SANDY MCINTOSH
Reviews
A Momentary Glory: Last Poems by Harvey Shapiro
(Middletown:
Wesleyan, 2014)
and
Living Is What I Wanted: Last Poems by David
Ignatow
(Rochester: BOA Editions, 1999)
Tunneling
Into the Next Life: Final Collections By Two Friends
Posthumous poetry collections by David Ignatow and Harvey
Shapiro were published within a year following their deaths. Ignatow died in 1997 and Shapiro in 2014. In
the case of Ignatow’s poetry, a collection of last poems was notably edited by
three people who were close to him: his daughter, Yaedi, Virginia Terris, and
Jeannette Hopkins, who long-ago shaped some of the seminal collections of his
work originally published by Wesleyan University Press. Shapiro's poetry was
gathered by his friend and literary executor, Norman Finkelstein. The book was
published by Wesleyan.
David Ignatow
Reading again this final collection of David Ignatow’s
poetry many years after his death is a wonderful surprise. There he is,
speaking again, not in the tired voice of an opera singer who has made
one-too-many farewell appearances, but in his steadfast, forceful voice, with
its inimitable preoccupations and ironies.
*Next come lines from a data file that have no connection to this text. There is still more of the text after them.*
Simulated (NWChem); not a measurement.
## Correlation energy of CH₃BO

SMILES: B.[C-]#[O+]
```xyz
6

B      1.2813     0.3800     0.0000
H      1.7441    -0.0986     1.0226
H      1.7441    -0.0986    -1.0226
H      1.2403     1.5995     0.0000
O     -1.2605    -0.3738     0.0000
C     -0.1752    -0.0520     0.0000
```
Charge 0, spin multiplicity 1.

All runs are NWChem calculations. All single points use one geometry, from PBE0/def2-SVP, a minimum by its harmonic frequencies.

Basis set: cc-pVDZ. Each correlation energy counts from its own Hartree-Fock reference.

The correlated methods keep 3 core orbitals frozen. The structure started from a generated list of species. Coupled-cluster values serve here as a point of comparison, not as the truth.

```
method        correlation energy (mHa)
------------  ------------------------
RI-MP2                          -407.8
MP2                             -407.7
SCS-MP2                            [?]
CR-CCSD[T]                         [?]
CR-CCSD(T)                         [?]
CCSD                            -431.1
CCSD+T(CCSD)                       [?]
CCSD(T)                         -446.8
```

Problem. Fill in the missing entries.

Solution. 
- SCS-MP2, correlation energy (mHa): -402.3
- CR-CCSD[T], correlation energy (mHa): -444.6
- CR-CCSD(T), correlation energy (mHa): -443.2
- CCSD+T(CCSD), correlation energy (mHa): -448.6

At first the voice is quiet, abstract: “Fear is of the universe,/as is
death,/ as is love, pleasure,/ intimacy and cruelty.” But then it picks up its
familiar sonority: “Interesting that I have to live with my skeleton./ It
stands, prepared to emerge, and I carry it/ with me—this other thing I will
become at death.”
In the first section of poems in this book I visualize
Ignatow coming to the screen door of his study, answering my tentative knock,
his voice, thinner in his last years, and his movements slower, but his eyes
demanding directness and honesty. I’ve
told the story elsewhere about my early experience with him when, after I’d
bragged of reading an unbelievably large number of books during a short period
of time, Ignatow reacted as if truly hurt by my exaggeration. “You must use language responsibly,” he
admonished me then. This directness is
mirrored in the sobriety of these poems.
David could frustrate his friends by his obtrusive
self-involvement. Harvey Shapiro told
the story of how one day David telephoned to announce “I’ve got wonderful news
for you, Harvey!” Since Harvey was then
in contention for an important poetry prize that David might know about he was
thrilled by David’s call. However, it
proved to be disappointing when David revealed that the “wonderful news” was,
of course, about David, not Harvey. It probably never occurred to David that
Harvey would be expecting to hear something else.
Harvey Shapiro
After Ignatow's final book was published, Robert Bly
wrote that he had done what very few writers have done: continue to advance
their poetry, their eyes open and alert, to tell the rest of us of their
journey through old age and death. In A
Momentary Glory, I think Harvey has taken Ignatow's lead. The poems in this
collection represent a sustained effort to report on the journey, now that the
quotidian worries of earlier times--when we still suspected we might live
forever--are no longer as pertinent as they once were. Poetry concerning one's
end, recited in sobs, would be excruciating. Happily, this does not describe
the last poems of Ignatow and Shapiro, who pick up the challenge with
enthusiasm. Ignatow writes:
Am I complaining of the
shortness of life?
I am, and that makes me much
like everyone else.
Follow Adam, the leader, into
the ground.
("Where
I built my house")
And Harvey joins in:
In my final years
I have moved into a basement
apartment
so I can get used to the steps
of the living above me
and to their sweet weight.
("Planning")
A certain amount of farting initiates the old age poems
of Ignatow and Shapiro. Ignatow writes: "Old men spend their days farting/
in private to entertain themselves/ in the absence of friends/ long since
gone." Shapiro, taking a public stance, writes: "Let's go out/ and
fart in the sunlight." I don't have a theory about this; I only wish that
Robert Bly, with his Sousaphone voice, were here to inform us of the governing
mythos....
While David, having gained notoriety, left his job in the
book binding business to teach for a living, Harvey, who began as a teacher,
went into journalism. He was an editor at The
New York Times from 1957 until his retirement in 1995. At The Times He edited the Times Magazine and The Times Book Review, a post he held from 1975 to 1983. In the
early 1960s, as an editor at The Times
Magazine, Harvey made what was almost certainly his most inspired
journalistic assignment. Reading about one of Dr. King’s frequent jailings, he
contacted the Southern Christian Leadership Conference. Harvey suggested to
them that the next time Dr. King was in jail for any significant period he
should compose a letter for publication, the setting alone would demand wide attention.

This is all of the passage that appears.